Today fuel quality issues can now be associated with
corrosion. Diesel and gasoline are not problems in and of themselves. A
combination of factors from the addition of biofuels to the removal of sulfur
have all attributed to at least a few unintended consequences.
Legislation has changed refining. Most of the conventional
diesel fuel being used is now ultra-low sulfur diesel (ULSD). A decade ago, it
was not uncommon to find diesel fuel with a sulfur content in excess of 500
parts per million (ppm). Today, ULSD is
no higher than 15 ppm sulfur in the U.S.
In the UK the requirement is 10 ppm.
The refining process starts with fractional distillation
which involves the separation of crude into component parts (fractions) through
boiling and condensation as seen in the simple diagram of a distillation unit.
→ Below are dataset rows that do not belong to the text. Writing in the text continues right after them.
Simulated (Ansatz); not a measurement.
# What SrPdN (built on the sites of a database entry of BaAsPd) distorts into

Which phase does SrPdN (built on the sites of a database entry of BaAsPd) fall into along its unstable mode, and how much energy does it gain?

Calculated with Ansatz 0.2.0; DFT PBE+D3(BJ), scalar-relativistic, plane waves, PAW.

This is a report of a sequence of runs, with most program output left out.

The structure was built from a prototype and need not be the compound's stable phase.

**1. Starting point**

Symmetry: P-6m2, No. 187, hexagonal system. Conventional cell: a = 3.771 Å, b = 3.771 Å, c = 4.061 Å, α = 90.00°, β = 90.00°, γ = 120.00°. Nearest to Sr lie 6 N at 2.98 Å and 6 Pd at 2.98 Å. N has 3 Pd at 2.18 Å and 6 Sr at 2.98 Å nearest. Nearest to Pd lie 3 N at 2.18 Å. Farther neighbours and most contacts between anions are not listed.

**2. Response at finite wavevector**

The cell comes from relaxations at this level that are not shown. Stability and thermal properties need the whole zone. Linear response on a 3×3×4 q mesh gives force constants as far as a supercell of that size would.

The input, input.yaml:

The refining process changed in order to meet clean fuel
requirements and the wide range of feedstocks and products today. Hydrodesulphurization (HDS), oxygenated
additives and biofuels have presented challenges and opportunities for the
HDS is the process of removing sulfur from refined petroleum
products in order to reduce SO2. Previously, sulfur acted as a lubricity agent
in fuel. Now with its removal, fuel is very dry resulting in engine component
wear and failure. As a result, lubricity additives must be used in ULSD to
compensate. Biodiesel is often used to increase the lubricity of ULSD. In the
U.S. and other areas of the world, up to 5 percent biodiesel can be added to
conventional diesel without labeling or notice.
As a result, biodiesel is often blended and distributed to the end user
as conventional ULSD. It is important to note since biodiesel presents some
maintenance challenges. Biodiesel is generally more hygroscopic (water soluble)
than conventional diesel. Biodiesel molecules
are primarily fatty acid methyl esters (FAME) usually acquired from vegetable
oils. These oils love water and are mildly acidic.
Oxygenates are compounds that contain oxygen. Ethanol is a common oxygenated additive in
fuel, used to reduce CO and soot. When the EPA mandated the removal of MTBE -
an oxygenated additive - ethanol became its replacement. Unfortunately, ethanol
brought a host of other issues with it. Ethanol is both hydrophilic – easily
dissolves in water and hygroscopic – water absorbing. Water is always present in fuel at some level,
often suspended in the ethanol blended fuel until it becomes heavy enough to
drop out. Ethanol and water are also miscible.
That is, they dissolve in each other.
Ethanol is lighter than conventional gasoline so it remains suspended in
the fuel unless enough water bonds to it.
Because water is heavier than fuel, with enough volume, it will drag the
ethanol to the bottom once enough is present.
Research shows it only takes .398% water in fuel for phase
separation to occur. At saturation the water and much of the ethanol separate
from the fuel and drop to the bottom of the tank. This is phase separation. Because ethanol is used to raise octane, the
fuel above the phase layer at the bottom of the tank is now substandard. Fuel can also remain partially phase
separated. This happens when enough
water enters the fuel but has not reached saturation. During this stage, fuel can become hazy often
clogging filters and shutting down engines. It does not take much water to
cause fuel to phase separate. Less than
20 gallons of water in 5,000 gallons of fuel will result in phase separation.